Duplicates are now allowed in SetLookupOptions::value_set (ARROW-12554).

Decimal types are now supported by some basic arithmetic functions (ARROW-12074).

The take function now supports dense unions (ARROW-13005).

It is now possible to cast between dictionary types with different index types (ARROW-11673).

Sorting is now implemented for boolean input (ARROW-12016).

CSV

The streaming CSV reader can now take some advantage of multiple threads (ARROW-11889).

The CSV reader tries to make its errors more informative by adding the row number when it is known, i.e. when parallel reading is disabled (ARROW-12675).

A new option ReaderOptions::skip_rows_after_names allows skipping a number of rows after reading the column names (as opposed to ReaderOptions::skip_rows).

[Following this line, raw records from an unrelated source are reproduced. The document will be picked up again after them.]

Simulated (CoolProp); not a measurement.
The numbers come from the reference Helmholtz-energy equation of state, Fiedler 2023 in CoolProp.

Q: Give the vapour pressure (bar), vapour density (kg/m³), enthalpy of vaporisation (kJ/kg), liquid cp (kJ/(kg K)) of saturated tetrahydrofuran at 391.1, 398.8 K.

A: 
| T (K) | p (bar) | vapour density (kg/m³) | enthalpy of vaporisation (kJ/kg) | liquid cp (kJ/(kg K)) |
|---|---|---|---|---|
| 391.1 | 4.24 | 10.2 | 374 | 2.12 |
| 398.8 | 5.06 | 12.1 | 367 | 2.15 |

Quoted strings can now be treated as always non-null (ARROW-10115).

Dataset layer

The asynchronous scanner introduced in 4.0.0 has been improved with truly asynchronous readers implemented for CSV, Parquet, and IPC file formats and file-level parallelism added. This mode is controlled by a flag use_async that can be passed into methods which scan a dataset. Setting this flag to True will have significant improvements on filesystems with high latency or parallel reads (e.g. S3).

A CountRows method has been added to count rows matching a predicate; where possible, this will use metadata in files instead of reading the data itself.

CSV datasets can now be written, and when reading a CSV dataset, explicit types can now be specified for a subset of columns while allowing the rest to still be inferred.

IO and Filesystem layer

The I/O thread pool size can now be adjusted at runtime (ARROW-12760). The default size remains 8 threads.

Streams now can have auxiliary metadata, depending on the backend. This has been implemented for the S3 filesystems, where a couple metadata keys are supported such as Content-Type and ACL (ARROW-11161, ARROW-12719).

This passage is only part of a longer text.